In this work we address the challenging problem of multiview 3D surface reconstruction. We introduce Implicit Differentiable Renderer (IDR): a neural network architecture that simultaneously learns the unknown geometry, camera parameters, and a neural renderer that approximates the light reflected from the surface towards the camera. The geometry is represented as a zero level-set of a neural network, while the neural renderer, derived from the rendering equation, is capable of (implicitly) modeling a wide set of lighting conditions and materials. We trained our network on real world 2D images of objects with different material properties, lighting conditions, and noisy camera initializations from the DTU MVS dataset. We found our model to produce state of the art 3D surface reconstructions with high fidelity, resolution and detail.
Given a set of input masked 2D images, our goal is to infer the following three unknowns: (i) the geometry of the scene, represented as a zero level-set of an MLP f; (ii) the light and reflectance properties of the scene; and (iii) the unknown camera parameters. Toward that goal we simulate the rendering process of an implicit neural geometry inspired by the rendering equation.

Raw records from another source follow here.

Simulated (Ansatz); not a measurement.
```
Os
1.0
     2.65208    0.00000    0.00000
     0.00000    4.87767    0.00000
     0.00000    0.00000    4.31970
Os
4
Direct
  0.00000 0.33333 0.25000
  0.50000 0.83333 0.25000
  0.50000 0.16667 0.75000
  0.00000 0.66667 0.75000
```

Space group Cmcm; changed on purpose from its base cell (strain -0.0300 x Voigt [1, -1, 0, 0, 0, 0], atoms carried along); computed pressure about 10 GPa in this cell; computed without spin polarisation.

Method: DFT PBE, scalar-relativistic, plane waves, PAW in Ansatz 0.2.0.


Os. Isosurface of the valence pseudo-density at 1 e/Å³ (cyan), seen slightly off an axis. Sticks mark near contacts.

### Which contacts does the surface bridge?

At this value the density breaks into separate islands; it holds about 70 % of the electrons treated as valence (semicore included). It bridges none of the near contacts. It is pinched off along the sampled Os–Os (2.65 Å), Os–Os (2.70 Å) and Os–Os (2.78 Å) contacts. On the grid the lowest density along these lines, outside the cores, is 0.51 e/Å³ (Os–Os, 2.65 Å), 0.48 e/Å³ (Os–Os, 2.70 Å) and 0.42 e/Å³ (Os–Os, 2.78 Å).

The IDR forward model produces differentiable RGB values for a learnable camera position c and some fixed image pixel p as follows: the camera parameters and pixel define a viewing direction v, and we denote by x the intersection of the viewing ray c+tv with the implicit surface.
A Sample Network module represents x, and the normal to the surface n as differentiable functions of the implicit geometry and camera parameters.
The final radiance reflected from the geometry toward the camera c in direction v, i.e., RGB, is approximated by the Neural Renderer M, an MLP that takes as input the surface point x and normal n, the viewing direction v, and a global geometry feature vector z.
In turn, the IDR model is incoporated in a loss comparing it to the ground truth pixel color, that enables learning simultaneously the geometry, its appearance and camera parameters.
Examples of reconstructed 3D geometry and rendering of novel views computed from 49-64 input 2D images of the DTU dataset. We show results in two different setups: (1) fixed ground truth cameras, and (2) trainable camera parameters with noisy initializations.
Geometry and novel views computed from 11 images of the Fountain-P11 image collections.
Towards the goal of disentangling geometry and appearance, we show the transfer of the appearance learned from one scene to unseen geometry. For two models trained on two different DTU scenes, we show (left to right): the reconstructed geometry; novel views using the trained renderer; and novel views rendered using the renderer from the other (unseen) scene.